The following table is a summary of concentration of credit risk by customer accounts receivables as a percentage of our total accounts receivable:

Percentage of Accounts Receivable
September 30, 2021
December 31, 2020
Customer C 35.5 %0.4 %
Customer B28.3 13.5 
Customer D9.2 — 
Customer E8.1 — 
Customer A0.6 85.9 
Remaining customers18.3 0.2 
100.0 %100.0 %

The Company applies the specific identification method for assessing provision for doubtful accounts. There was no bad debt expense in each of the three and nine months ended September 30, 2021 and 2020.

On February 26, 2021, the Company received a termination notice from Customer B and working with this customer have determined the participation of the program would not continue past December 31, 2021. As a result of this termination notice, the Company’s management assessed various options and deemed it prudent to initiate a workforce reduction plan to effectively align its resources and manage its operating costs, resulting in reduction of 35% of full time positions. We estimated an updated total of one-time costs of approximately $1.3 million of termination benefits to the impacted employees. During the three and nine months ended September 30, 2021, we incurred $0.05 million and $1.3 million, respectively, of severance and related benefit costs recorded as part of "General and administrative" expenses on our condensed consolidated statement of operations. As of September 30, 2021, we paid a total of $1.2 million of the total $1.3 million of termination benefits incurred through September 30, 2021 and we had $0.1 million of accrued termination related costs on our condensed consolidated balance sheet.

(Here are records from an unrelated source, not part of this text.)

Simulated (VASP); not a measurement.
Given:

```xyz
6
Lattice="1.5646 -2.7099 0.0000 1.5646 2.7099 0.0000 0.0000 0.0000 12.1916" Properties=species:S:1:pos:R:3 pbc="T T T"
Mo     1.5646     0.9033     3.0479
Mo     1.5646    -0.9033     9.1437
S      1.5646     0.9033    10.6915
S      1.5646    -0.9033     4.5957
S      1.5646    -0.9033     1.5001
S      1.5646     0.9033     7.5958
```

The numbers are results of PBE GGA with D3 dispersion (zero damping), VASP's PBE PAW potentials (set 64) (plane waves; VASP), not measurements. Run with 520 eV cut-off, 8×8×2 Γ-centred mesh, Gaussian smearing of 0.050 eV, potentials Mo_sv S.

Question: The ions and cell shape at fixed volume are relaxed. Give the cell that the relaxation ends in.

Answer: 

On August 18, 2021, the Company received a termination notice from Customer A of their intent not to continue the program past December 31, 2021.

In September 2021, the Company agreed to a contract modification with a current customer to credit certain fees in order to align with the customer's program spend, which was recorded as a cumulative adjustment, and was not considered to be significant for the three months ended September 30, 2021.